Quantcast

Help our schools by volunteering for the blind

By Brian M. Rafferty

Sight is a gift so many of us take for granted. But to those of us fortunate enough to be sighted, when we think of those who are not, we often find ourselves trying to picture life without color, image or visual texture.

But there are simple, more basic needs that people who are blind have that may not seem as obscure a concept as the difference between black and white—like getting an education.

One of the things that holds the blind back from obtaining a quality education is the access to textbooks. Many are written in Braille, but not all blind people can read the language that is based on a series of bumps impressed into a page.

For many others, they rely on readers to sit with them and read their books to them. That can be costly and prohibitive, leaving visually impaired students with very few options.

But there is a group which, for the last 60 years, has been working to help overcome that obstacle. Recording for the Blind & Dyslexic, formed in 1942 as Recording for the Blind by the Women’s Auxiliary of the Yorkville branch of the New York Public Library, has been doing just what its name suggests.

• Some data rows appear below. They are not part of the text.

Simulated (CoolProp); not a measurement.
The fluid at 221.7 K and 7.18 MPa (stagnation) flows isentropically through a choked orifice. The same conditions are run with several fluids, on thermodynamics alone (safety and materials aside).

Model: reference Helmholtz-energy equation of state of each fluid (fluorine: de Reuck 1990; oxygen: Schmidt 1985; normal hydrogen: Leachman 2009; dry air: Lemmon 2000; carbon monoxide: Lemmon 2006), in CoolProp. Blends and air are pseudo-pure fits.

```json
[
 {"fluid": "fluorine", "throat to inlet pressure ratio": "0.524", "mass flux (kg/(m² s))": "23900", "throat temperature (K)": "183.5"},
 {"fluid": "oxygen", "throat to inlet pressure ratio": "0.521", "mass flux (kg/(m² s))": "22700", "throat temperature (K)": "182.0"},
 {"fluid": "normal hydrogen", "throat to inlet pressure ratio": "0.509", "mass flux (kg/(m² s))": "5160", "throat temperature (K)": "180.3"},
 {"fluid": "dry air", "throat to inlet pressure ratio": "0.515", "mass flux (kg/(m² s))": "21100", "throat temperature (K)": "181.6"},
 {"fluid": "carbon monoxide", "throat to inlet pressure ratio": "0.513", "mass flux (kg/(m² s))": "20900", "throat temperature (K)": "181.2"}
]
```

When wounded soldiers returned home from World War II without eyesight, the Women’s Auxiliary started recording textbooks to tape so that the visually impaired GIs could go to college on the GI Bill that they had literally fought and sacrificed to earn.

As time passed, the organization grew, the headquarters moved to Princeton, N.J., 21 units have popped up across the country and more than 30 recording studios nationwide have been established for the sole purpose of providing those who cannot see or those with a reading disorder the ability to get a quality education.

“This is really a wonderful service,” said Diane Crupain, executive director of the New York unit of Recording for the Blind & Dyslexic. “When we hear from teachers and from parents that students who had low self-esteem and couldn’t keep up in class, who by the end of the semester, are back on track—that makes it all worth while.”

The New York unit, staffed by 280 volunteers, is the largest in the country, Crupain said.

Many of the volunteers come from Queens. Ruth Borovicka of Bay Terrace is one of them. A steadfast volunteer from 1992-1998, and a recent return, she feels she has been enriched by helping the group. As a monitor, she logged more than 500 hours of volunteer time.

“I found it very fascinating,” she said. “I have learned a lot from the people reading the textbooks.”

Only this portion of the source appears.